BUPD: A History


Most Butler students know the purpose of the Butler University Police Department, but few know how BUPD was formed.  

In 1990, Butler students would have to contact the city police if there was a problem. In 2015, however, BUPD is just a call away and can be there to help within minutes.

The formation of BUPD is something Assistant Chief of Administration Andy Ryan said needed to happen to keep the campus safe. A contracted security company oversaw campus, until BUPD was established.They could do some community policing, but they could not do other things like make arrests, Ryan said. When problems on campus  occurred that the security company wasn’t in position to handle, the city’s police department was called on.This was a tax to them since they aren’t required to handle problems on Butler’s campus.
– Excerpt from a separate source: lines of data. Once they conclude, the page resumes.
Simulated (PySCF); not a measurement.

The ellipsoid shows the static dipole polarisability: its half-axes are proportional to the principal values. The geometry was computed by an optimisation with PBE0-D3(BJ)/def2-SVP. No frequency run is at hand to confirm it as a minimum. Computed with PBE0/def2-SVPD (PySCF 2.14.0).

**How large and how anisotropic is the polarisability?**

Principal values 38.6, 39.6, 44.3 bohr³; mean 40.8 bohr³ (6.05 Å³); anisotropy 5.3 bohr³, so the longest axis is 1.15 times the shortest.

“The university had to figure out a way we could maintain a good, safe, secure campus and how do we do it as a law enforcement agency,” Ryan said. “I think by having a law enforcement agency we have options that the city wouldn’t necessarily look at.”

Some of the those options include being able to make arrests and having the authority to make arrest.

Even though BUPD has its own dispatcher, they are on the same radio frequency as IMPD and would radio them if extra officers were needed, John Conley, assistant chief of operations, said.

Since the process of becoming a police department in 1991, BUPD is a highly professional organization that works to keep campus safe in various ways.

Officers such as Ryan and Conley underwent high level training to become BUPD officers. The  time put into training and the unique features of BUPD have helped them work toward achieving a safer community.

Indiana only mandates that officers go through 24 hours of training per year to maintain certification, while officers with BUPD go above and beyond that training. Last year it was required officers with the BUPD put in 60 hours of training and 40 hours of training the year before. BUPD is a state certified organization and has the same certification as its counterpart, the Indianapolis Metropolitan Police Department.

BUPD officers also have to undergo training that is unique to their situation of working on a college campus. The Clery Act and federal compliances are just a few of the unique training systems officers undergo, according to Conley. The Clery Act training requires officers to participate in interactive sessions led by a practitioner trained in their field that tackles areas like response and prevention, according to http://clerycenter.org/training-seminars.

Two weeks ago, officers, Butler staff, IMPD officers and members of Homeland Security  participated in federally mandated table top exercises. During the exercises, the F.B.I. went over various “what if” scenarios involving Hinkle Fieldhouse and other locations on campus, Conley explained.

Aside from training and expertise, BUPD’s location on campus and ability to provide services other organizations can’t, has assisted officers in working together to keep Butler’s campus a safe place.

Conley credits the unique feature of being a smaller unit to BUPD’s location on campus. This allows BUPD to get to any potential problems faster and assist request for help.

“Being smaller you have tighter controls on everybody doing the thing you want done the same way,” Conley said. “Having that close contact with each one of the officers you learn a lot from them on what they see as the issues and the problems and because we are  a tighter knit group  it allows one shift to talk to another shift a little bit more and rely some of the issues that are going on.”

Unique elements such as BUPD’s segway and bicycle patrols or home checks allow officers to better serve the community.

The segway and bicycle patrols give officers the opportunity to better interact with the community, Ryan said, compared to if they were patrolling in cars and focusing on driving, but theses forms of patrol allow them to remove barriers between them and students.